Skip to main content
Planview Customer Success Center

Pros and Cons of Idea Likes versus Star Rating

Introduction

Both Idea Likes (ballot icon) and the Star Rating provide useful information throughout challenges. Both methods are quantifiable. Each has their advantages. A simple binary idea like is much quicker for a user to perform than choosing between the various number of stars to assign an idea. Star rating is more granular: you can measure the degree to which a voter likes an idea. The attached Voting Dynamics White Paper provides extensive background into and comparison between the two systems. Below is an excerpt, to give you an idea of the advantages of both methods. Note that Planview IdeaPlace has a "like" vote that resembles a ballot box and is equivalent to the former Thumbs Up vote. The thumbs down feature was deprecated for reasons detailed in the article Idea and Comment Voting.

Only Up Voting (to respect cultural norms yet still enable)

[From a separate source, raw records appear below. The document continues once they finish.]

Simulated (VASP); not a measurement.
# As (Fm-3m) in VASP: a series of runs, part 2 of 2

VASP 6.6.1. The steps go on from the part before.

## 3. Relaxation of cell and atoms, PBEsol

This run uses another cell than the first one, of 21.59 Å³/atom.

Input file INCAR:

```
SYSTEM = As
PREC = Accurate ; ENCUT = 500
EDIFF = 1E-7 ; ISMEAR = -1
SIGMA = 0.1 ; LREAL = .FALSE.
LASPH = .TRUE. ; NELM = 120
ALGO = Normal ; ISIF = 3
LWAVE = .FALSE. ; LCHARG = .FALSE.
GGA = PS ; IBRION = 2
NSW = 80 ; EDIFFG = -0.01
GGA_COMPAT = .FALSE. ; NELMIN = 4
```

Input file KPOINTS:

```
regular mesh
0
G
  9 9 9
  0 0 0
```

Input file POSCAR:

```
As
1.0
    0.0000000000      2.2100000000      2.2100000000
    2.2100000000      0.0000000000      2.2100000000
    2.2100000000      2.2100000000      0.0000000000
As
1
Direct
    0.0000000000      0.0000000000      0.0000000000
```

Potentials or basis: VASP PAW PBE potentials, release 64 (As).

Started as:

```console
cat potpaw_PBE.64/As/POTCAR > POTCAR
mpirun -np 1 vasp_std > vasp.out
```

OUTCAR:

One way to address the cognitive and scaling challenge of distributed attention that occurs as the volume of ideas grows, is to simplify the voting even further – by only allowing a "like" or up vote. You’ll recognize this model from Facebook®. Indeed we know that in the social enterprise setting, down voting is not particularly heavily used even when enabled. We also know that down voting is considered culturally inappropriate in various global contexts. We find a 6:1 ratio of up to down votes on average in the innovation context. Thus it is a natural option for such contexts to allow only up voting. However, while this model may match more closely the cultural norms of the enterprise, and it slightly lightens the cognitive load for the user, in essence the scaling difficulties remain as the pool of ideas gets large - one’s attention still tends to be divided across that pool of ideas, and is typically still focused on only a few.

Star Ratings (to elicit the voting granularity needed for the decision-making context at hand)

For situations that require more granular voting feedback than the up/down provides, a star rating or other rating scale is appropriate. Star ratings encourage people to think more carefully about their choice, and provide a finer-grained opinion (bad, okay, good, very good, excellent, for instance). Places where you have likely seen star ratings are on Amazon® and IMDb.com. With star ratings, one of the key challenges is making clear what the rating scale signifies - so that there is consistency in the interpretation that leads to an accurate aggregate view. Star ratings also suffer from the challenge of distribution of attention as with up/down votes.